Moonshot Thinking and the Grand Challenges

Moonshot thinking is the art of believing anything is possible and solvable despite preexisting capacities. In 1961, John F Kennedy presented to Congress his moonshot idea of putting the man on the moon, “I believe that this nation should commit itself to achieving the goal, before this decade is out, of landing a man on the moon and returning him safely to the Earth.” Eight years later Neil Armstrong and Buzz Aldrin explored the moon and lived to tell the tale. Critical, persistent, and complex societal problems require moonshot thinking. The Grand Challenges are pressing socioeconomic issues obstructing development efforts, such as global health epidemics and climate change. Adapting moonshot thinking calls for ambitious and defining goals for developing solutions to the World’s most pressing problems. The aim is to catalyze innovation and advancements within science and technology, and call attention to collaborative mechanisms for problem solving. Grand Challenges allow big and small picture thinkers to come together and create tools and innovations to address issues needed for the advancement of humankind. Overcoming challenges is a natural pursuit of the human race and requires constant forward and positive thinking. In the sphere of Grand Challenges and moonshot thinking, nothing is impossible and our capabilities are contingent upon the efforts and development of each other.

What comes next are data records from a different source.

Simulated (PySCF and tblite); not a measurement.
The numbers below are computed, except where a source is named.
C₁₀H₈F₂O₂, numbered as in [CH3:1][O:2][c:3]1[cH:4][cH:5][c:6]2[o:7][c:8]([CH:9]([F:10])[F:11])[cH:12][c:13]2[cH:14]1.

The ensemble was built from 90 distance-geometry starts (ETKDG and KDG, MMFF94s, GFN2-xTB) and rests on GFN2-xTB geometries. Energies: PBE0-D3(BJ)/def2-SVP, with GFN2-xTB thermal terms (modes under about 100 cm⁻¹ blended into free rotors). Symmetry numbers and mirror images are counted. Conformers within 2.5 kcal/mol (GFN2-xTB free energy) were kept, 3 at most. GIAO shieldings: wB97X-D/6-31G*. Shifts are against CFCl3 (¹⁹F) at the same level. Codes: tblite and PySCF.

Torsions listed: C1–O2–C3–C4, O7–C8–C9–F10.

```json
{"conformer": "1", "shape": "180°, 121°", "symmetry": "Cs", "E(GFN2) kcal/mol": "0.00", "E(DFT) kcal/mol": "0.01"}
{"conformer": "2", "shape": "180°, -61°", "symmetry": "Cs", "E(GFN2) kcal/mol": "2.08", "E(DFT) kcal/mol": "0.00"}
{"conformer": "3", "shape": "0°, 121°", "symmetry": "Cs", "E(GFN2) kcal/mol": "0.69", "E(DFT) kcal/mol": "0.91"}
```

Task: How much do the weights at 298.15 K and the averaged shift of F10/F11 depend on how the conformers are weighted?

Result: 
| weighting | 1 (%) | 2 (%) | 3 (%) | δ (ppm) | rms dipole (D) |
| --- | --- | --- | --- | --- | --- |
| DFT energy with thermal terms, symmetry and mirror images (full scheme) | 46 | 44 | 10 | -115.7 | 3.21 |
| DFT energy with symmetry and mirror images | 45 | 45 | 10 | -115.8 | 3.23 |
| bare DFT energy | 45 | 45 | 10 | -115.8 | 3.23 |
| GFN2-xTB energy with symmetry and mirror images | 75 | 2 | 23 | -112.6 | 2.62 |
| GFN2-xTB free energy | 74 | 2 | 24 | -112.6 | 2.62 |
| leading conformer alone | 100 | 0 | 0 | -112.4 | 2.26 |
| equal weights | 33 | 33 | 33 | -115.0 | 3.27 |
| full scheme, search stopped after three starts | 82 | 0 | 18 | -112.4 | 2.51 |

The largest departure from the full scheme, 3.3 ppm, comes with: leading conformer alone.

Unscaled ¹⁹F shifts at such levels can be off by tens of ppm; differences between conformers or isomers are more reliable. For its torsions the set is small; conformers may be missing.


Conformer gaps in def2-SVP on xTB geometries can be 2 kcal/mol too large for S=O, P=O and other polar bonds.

While our society is faced with an abundance of challenges towards development, technological and scientific innovations have provided us with greater understanding and capabilities to address these persistent problems. Grand Challenges require the involvement of diverse actors and perspectives that represent the complexities and localized differences of the problem at stake. Information and communication technologies (ICTS) are just one way to further moonshot thinking and addressing the Grand Challenges. ICTS improve our global network which propel collaboration and facilitate knowledge exchange. Monitoring the Grand Challenges and assessing progress requires multistakeholder collaboration and constant communication, thus ICTs are powerful mechanisms to propel moonshot thinking. Lewis Branstorm states that the heart of the innovation challenge is the process of “moving the products of science into innovations and from there to new industries” (Branstorm). Through this notion, policy makers are advised to deconventionalize policies to better support Jeffersonian science, which combines top-down and bottom-up strategies that encourage all kinds of research and innovation. The role of the government is thus to create policies and funding opportunities in disciplines that lack critical knowledge development.

Addressing the Grand Challenges requires top-down and bottom-up approaches and while these obstacles may yield concrete solutions, working towards these goals and targets provide inherent advancements in knowledge systems, which can be built upon to lead to future solutions. Furthermore, reassessing and reconfiguring the role of policy and policy makers is integral to addressing the Grand Challenges and expanding societies capacities and competences towards science and technological advancements. Individuals should be encouraged to enact moonshot thinking in their daily lives and to present the world with ‘crazy’ ideas that seem impossible. This ideology requires creativity and a sense of fearlessness of the potential societal repercussions of seemingly infeasible notions. Leaders from all different sectors must embrace the possibilities that derive from failure.